Such components are, however, not available off the shelf. Additive Manufacturing processes offer a particularly valuable option in this area, as confirms David Köhler, the man responsible for both the construction of the batteries for the 2013/2014 car and the cooling concept for the high-voltage device: "We decided to have the cooling duct additively manufactured and, thanks to EOS' technology, we had complete freedom of design. With such small quantities, injection-moulding didn't make sense, and we would anyway, have had to make changes to the construction design." For the 2013/2014 season, as in previous years, EOS trained the team in how best to exploit the advantages of Additive Manufacturing.

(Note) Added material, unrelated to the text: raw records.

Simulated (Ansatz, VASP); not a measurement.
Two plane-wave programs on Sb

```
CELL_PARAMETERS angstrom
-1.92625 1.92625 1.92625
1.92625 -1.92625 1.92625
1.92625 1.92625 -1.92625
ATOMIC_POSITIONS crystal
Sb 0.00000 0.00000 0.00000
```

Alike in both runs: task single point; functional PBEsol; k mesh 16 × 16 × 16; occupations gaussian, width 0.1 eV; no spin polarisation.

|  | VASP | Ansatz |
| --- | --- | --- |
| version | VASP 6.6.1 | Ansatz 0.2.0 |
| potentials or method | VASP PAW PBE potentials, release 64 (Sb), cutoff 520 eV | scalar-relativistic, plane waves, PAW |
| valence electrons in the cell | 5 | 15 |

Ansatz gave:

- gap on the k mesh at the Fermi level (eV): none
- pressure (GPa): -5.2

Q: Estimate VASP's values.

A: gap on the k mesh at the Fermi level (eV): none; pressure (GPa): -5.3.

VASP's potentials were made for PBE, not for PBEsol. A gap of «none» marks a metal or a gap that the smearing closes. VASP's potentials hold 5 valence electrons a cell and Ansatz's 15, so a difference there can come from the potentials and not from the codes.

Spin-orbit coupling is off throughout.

In the development of the battery container it was possible to realize not only the cooling channels between the individual modules, but also a cooling duct that directed the air at the end of the container, back outside in the most efficient way. In order to satisfy the strict internally set limits for the component weight, the team chose the lightweight fine polyamide PA 2200 for the construction. This material is characterized by its high rigidity and good thermo conductivity – perfect characteristics for application in motor racing.

Results
The air duct was produced using the EOS P 396, the laser beam melting the powdered material, layer by layer, to form the final component. Intensive component testing showed that the construction complied with all of the safety standards. The components successful application within the vehicle followed. The weight also met the desired criteria: the cooling duct component weighing just 77g. The importance of each gram is shown by the fact that the total weight of the eSleek14, at just 180kg, converts to a power/weight ratio of just 1.5 kg/hp. In comparison, each unit of horsepower in the Porsche 911 GT2 road version converts to 3kg in weight.

The team was able to increase the cooling performance by well over 100 %. In total, the temperature within the battery container fell from a high of 80 °C to just 50 °C. The distribution, in addition, is considerably more uniform. The results of the team at the Hockenheimring make it clear that nothing burns during the process of heat dissipation. Following a shock disqualification for excessive performance (!) in the acceleration test, the team showed its strengths in the endurance and efficiency competitions, with 4th place finishes in both categories. Despite the disqualification in the acceleration tests, the team was still able to achieve 7th place overall. Proof that the car is not only fast but also both reliable and efficient was provided by a race in Barcelona. "We kept pace with the best teams in the world: after Barcelona and Hockenheim we were in the top ten of the global rankings," summarizes Köhler with pride.

It is worth keeping an eye on the long-term results which will become clear in the coming years. In its role as a training race series for the next generation of engineers the Formula Student has a value that is difficult to quantify. "Today we are laying the foundations for the innovations of tomorrow." This is something of which Nikolai Zaepernick, head of Strategy and Business Development at EOS is certain. "For us this was a conscious choice: this type of application has great potential for use in electric road cars over the coming years."
The complex and lightweight component for the dissipation of heat reduced the top temperature within the container from 80 °C to just 50 °C. This translated to an increase in cooling performance of over 100% (courtesy of DHBW Engineering Stuttgart).
The complex and lightweight component for the dissipation of heat reduced the top temperature within the container from 80 °C to just 50 °C. This translated to an increase in cooling performance of over 100% (courtesy of DHBW Engineering Stuttgart).

"EOS' expert knowledge and technology have really helped us to get our electric powered race car eSleek14 on the track and recording great times. The advantages of Additive Manufacturing are very convincing: lightweight components, the fast realization of ideas, and all this possible for extremely small part quantities. The available materials mean that safety is never compromised. Thanks to the instruction received from EOS we were able to get the maximum out of the process – and prove ourselves out on the track."

David Köhler, Assistant Head of Battery Development for the race team 2013/2014

Short Profile
The Baden-Württemberg Cooperative State University sponsors the DHBW Engineering Stuttgart e. V. club, which every year, enters a new racing team for participation in the Formula Student Electric. Each season, different project teams construct a race car within the specifications set by the series.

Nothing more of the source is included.